Relaunch of media content warning database

Unconsenting Media: a search engine for sexual violence in broadcasting

CN: abuse, sexual assault

The database, Unconsenting Media, created by Cambridge student Rosa Payne in April 2017, has been relaunched as a web search engine for sexual violence in media and broadcasting.

As well as users being able to search specific titles, the platform enables users to submit films and television shows where there have been depictions of rape, sexual assault, domestic abuse, or other cases where consent is not given or violated.

Payne launched the project in order to give users the ability to avoid upsetting content.

The updates have been made under the leadership of Samantha van Staden, working alongside the creator of, a website which lists movies and television shows where something specific happens, providing the answers to questions, such as ‘Does the dog die?’ in certain shows.

‘Information and Resources’ pages have now been added to the website in order to make the project’s aims clear as well as providing educational resources about consent.

The website states that, ‘Rape and sexual assault need to be discussed. Discourse regarding the ways that we, as a society, think about and approach issues of consent is crucial. There is nothing to be gained by silencing real stories which are relevant to the lives of millions. Media such as films and television shows provide an excellent platform from which discussions can be started and questions raised.’

‘Unconsenting Media is a non-profit organisation which advocates for a responsible and conscientious approach to this necessary discussion which puts survivors at the forefront.’

Speaking to TCS, Van Staden said: "The premise of the project was relatively simple from the beginning: survivors of rape and sexual assault - as well as everybody else - deserve access to the resources necessary to make informed choices about which media they engage with. Since that point, the project has developed and changed in a number of ways. 

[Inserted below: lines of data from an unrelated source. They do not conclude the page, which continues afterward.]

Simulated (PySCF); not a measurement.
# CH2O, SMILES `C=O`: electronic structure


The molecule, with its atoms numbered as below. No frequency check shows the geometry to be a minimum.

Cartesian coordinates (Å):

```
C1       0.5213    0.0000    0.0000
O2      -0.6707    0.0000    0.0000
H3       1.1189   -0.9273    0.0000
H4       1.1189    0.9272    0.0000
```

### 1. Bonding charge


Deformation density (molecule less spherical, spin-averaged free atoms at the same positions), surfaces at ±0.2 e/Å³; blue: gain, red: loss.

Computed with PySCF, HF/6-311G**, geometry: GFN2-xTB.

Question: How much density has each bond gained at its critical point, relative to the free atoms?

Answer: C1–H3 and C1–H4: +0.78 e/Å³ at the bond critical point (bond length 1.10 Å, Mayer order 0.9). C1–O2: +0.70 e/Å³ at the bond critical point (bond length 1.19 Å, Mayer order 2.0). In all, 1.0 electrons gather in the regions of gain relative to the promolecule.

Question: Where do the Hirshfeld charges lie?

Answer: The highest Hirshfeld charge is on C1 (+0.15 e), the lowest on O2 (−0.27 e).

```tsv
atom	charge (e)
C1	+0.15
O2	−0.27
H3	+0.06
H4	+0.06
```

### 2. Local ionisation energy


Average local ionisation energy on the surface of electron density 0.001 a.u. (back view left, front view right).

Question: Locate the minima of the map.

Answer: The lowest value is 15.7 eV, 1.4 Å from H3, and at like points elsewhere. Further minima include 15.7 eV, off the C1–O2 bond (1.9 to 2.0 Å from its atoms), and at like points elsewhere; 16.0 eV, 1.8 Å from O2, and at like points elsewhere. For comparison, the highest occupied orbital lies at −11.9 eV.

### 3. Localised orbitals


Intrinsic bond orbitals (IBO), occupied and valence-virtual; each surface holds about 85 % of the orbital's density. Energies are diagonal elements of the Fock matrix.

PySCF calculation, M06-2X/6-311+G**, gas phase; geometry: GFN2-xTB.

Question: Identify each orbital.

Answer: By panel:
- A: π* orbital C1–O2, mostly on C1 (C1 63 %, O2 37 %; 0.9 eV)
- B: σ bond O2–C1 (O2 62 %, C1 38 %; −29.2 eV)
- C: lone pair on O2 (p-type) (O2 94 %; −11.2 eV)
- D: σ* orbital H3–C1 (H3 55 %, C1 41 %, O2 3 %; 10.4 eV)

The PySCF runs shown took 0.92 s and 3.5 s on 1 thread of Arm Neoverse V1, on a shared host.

"The most significant difference is that the project is now run from a dedicated website, which has improved the project’s functionality and accessibility. The primary features of this website are a searchable database and a streamlined submissions system.

"Although the team has worked hard to research and curate a good number of films and television shows with which to launch the website, however, its comprehensivity will ultimately rely on submissions from the public. Consequently, we hope to build up a good number of active users who take the time to make submissions to our database when they see that something they’ve watched isn’t already listed."

The creators of Unconsenting Media are also looking to launch a blog in the future to carry on the discussion about consent in film and TV.

Van Staden added: "We are currently in the process of recruiting bloggers to make this a reality. Looking to the future, our primary goals are to reach ever-larger audiences who might benefit from access to Unconsenting Media and to work on improving the services we offer."

Van Staden also intends to organise student events in Cambridge and hopefully expand to other UK universities in order to reach out to a wider range of people.